Pesto sauce Italian way is actually a recipe from the northern city of Genoa, in the Liguria region famous for the Cinque Terre. It is now known and appreciated world wide.
It only takes 10 minutes to prepare a good pesto... once you have the right ingredients.
Basil is the fundamental ingredient. It should be the variety from Liguria, which is smaller, with oval and convex leaves, light green, with a more delicate perfume than the usual basil and without the fragrance typical of mint.
Pinoli - pine nuts from domestic pine trees so typical of Italy and the Mediterranean coast. They differ from the Chinese and Pakistani ones for the ivory white and uniform colour. Their flavour is reminiscent of the resinous aromas of pine. In Italy food product monitoring is very strict.
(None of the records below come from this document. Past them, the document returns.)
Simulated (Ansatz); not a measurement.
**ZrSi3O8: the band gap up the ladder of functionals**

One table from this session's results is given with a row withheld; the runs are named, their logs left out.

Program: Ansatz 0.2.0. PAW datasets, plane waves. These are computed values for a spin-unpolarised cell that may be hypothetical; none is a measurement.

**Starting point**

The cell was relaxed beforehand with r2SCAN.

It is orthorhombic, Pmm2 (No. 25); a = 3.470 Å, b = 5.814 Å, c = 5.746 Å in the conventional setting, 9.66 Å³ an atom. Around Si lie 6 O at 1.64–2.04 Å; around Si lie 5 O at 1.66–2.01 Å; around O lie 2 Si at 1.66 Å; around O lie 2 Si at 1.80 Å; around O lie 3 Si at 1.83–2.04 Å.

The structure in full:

INGREDIENTS FOR 5 PERSONS:
50 gr of Ligurian basil leaves
20 gr of pine nuts
2-3 grains of coarse salt
a small garlic clove
1 deciliter of olive oil (not of the freshly pressed one)
1 ice cube
HOW TO PREPARE PESTO SAUCE AT HOME
Put in a tall bowl and mix. Then add 70 gr. parmesan cheese and 30 gr. grated hard pecorino cheese. Mix again: Your pesto sauce is ready.
The pasta that is best eaten with a pesto sauce should be flat and long; TAGLIERINI is the best, especially if they are home made.